His dwindling tribe of defenders insists that the news media are biased against him, a proposition that is true but in this case utterly irrelevant. We speak here not of the refusal of the press to report what the president says but of the president’s inability to speak with a single note of grace or conciliation. He knows only verbal combat. Like Don Quixote, he jousts constantly against a world he considers cruel and unfair. The difference is that Quixote dueled against those who threatened the weak and the innocent; Trump fights against what he sees as slights against himself.
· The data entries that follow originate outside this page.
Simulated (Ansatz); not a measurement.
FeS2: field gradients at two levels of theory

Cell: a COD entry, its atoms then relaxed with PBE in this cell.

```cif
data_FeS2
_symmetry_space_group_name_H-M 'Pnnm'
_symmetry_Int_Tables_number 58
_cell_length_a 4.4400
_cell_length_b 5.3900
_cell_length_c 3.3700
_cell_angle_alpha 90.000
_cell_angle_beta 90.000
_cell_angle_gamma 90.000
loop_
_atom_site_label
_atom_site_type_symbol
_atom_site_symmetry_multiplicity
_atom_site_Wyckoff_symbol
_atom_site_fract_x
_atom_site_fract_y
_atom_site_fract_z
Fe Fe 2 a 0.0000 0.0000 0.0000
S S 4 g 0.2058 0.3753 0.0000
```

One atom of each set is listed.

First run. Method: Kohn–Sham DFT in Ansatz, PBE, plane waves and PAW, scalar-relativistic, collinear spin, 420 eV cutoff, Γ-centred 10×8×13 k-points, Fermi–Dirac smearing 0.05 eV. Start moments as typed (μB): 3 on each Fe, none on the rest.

The Oval Office has been occupied by more arrogant men, but never in my lifetime by one so utterly self-involved. Criticism or even orthodox opinion is for Trump a hateful and smothering blanket. He is constantly punching his way out. Jab, jab, hook, jab, jab, hook: The spectacle has become so bizarre that tens of millions evidently find it attractive. Cable news commentators hang on his every confused utterance or vile tweet. One has to work hard these days to find stories about what the administration is actually doing, because everything is crowded out by the nonstop circus of which he is the not-terribly-competent ringmaster.

Trump longs to be Oz the Great and Powerful, magically unleashing the power of the economy, or perhaps Harrison Ford in the film “Air Force One,” bashing the nation’s foreign enemies and kicking them off the plane. Alas, he’s more like Zaphod Beeblebrox, the fictional president of the galaxy in Douglas Adams’s geek classic “The Hitchhiker’s Guide to the Galaxy.” The election of Beeblebrox was seen by many “as the clinching proof that the whole of known creation had finally gone bananas.” 1  Beeblebrox was an ex-hippie (okay, that part doesn’t apply) whom Adams describes as a “manic self-publicist, terribly bad at personal relationships, often thought to be completely out to lunch.” He was ideal for the post because he was “an infuriating but fascinating character.” Writes Adams: “His job is not to wield power but to draw attention away from it.”

Just consider the amount of airtime that has been occupied by deep analyses of each presidential utterance about the Charlottesville attack. Commentators keep asserting that Trump should say something different, something better, something richer and more unifying. But he cannot, and we know he cannot. He entirely lacks the capacity for grace. He hasn’t a clue what it takes to pull a country together, and I’m not sure he would do it if he could. Trump’s commentary on Charlottesville has been like his commentary on much else: scattershot, unthoughtful, belligerent, offensive and wrong.

Yet we go on asking him to say more, whereas in a saner country we would ignore him. By the Beeblebrox standard, Trump has done his job of distracting us from serious debates over policy. Try to find in-depth coverage of the Interior Department’s decision to revoke the Obama administration’s rule raising royalties for coal mined on federal and tribal lands, or of the Trump administration’s proposal for sharp restrictions on the ability of the Food and Drug Administration to hire foreign nationals, or of the debate over whether Germany, in the wake of Trump’s criticism, will or will not increase defense spending. You can dig up information, but you have to go looking for it. In this sense, news reporting has become a casualty in the Trump era. Like Beeblebrox, he is infuriating yet fascinating. It’s hard to turn away. 

But it’s time to try. The news media would do better to start ignoring the man in the Oval Office—ignoring, at least, most of what he has to say. Journalists should by all means cover what the president and his appointees actually do, particularly at the level of regulation. But the nonstop coverage of his every silly or venal remark leaves little room for conversation about what his administration is doing­—and yet it is those acts, not his words, that will have a lasting effect on the nation. So let’s stop wasting energy deconstructing his tweets and start the important democratic work of debating his policies.

I’m no leftie, and I’ve never thought of myself as part of the anti-Trump resistance, which is a bit too morally smug for my taste. And regular readers know that I have little use for the argument ad hominem. But enough is enough. I’m glad the president didn’t speak at the service for Heather Heyer. I’m also glad that the news media have somewhat underreported his too-little, too-late tweet about what a wonderful woman she was. She clearly was—but it’s time to stop caring about whether Trump says so. If we pay less attention to the utterances of the graceless vulgarian in the White House, perhaps the nation can indeed begin to heal.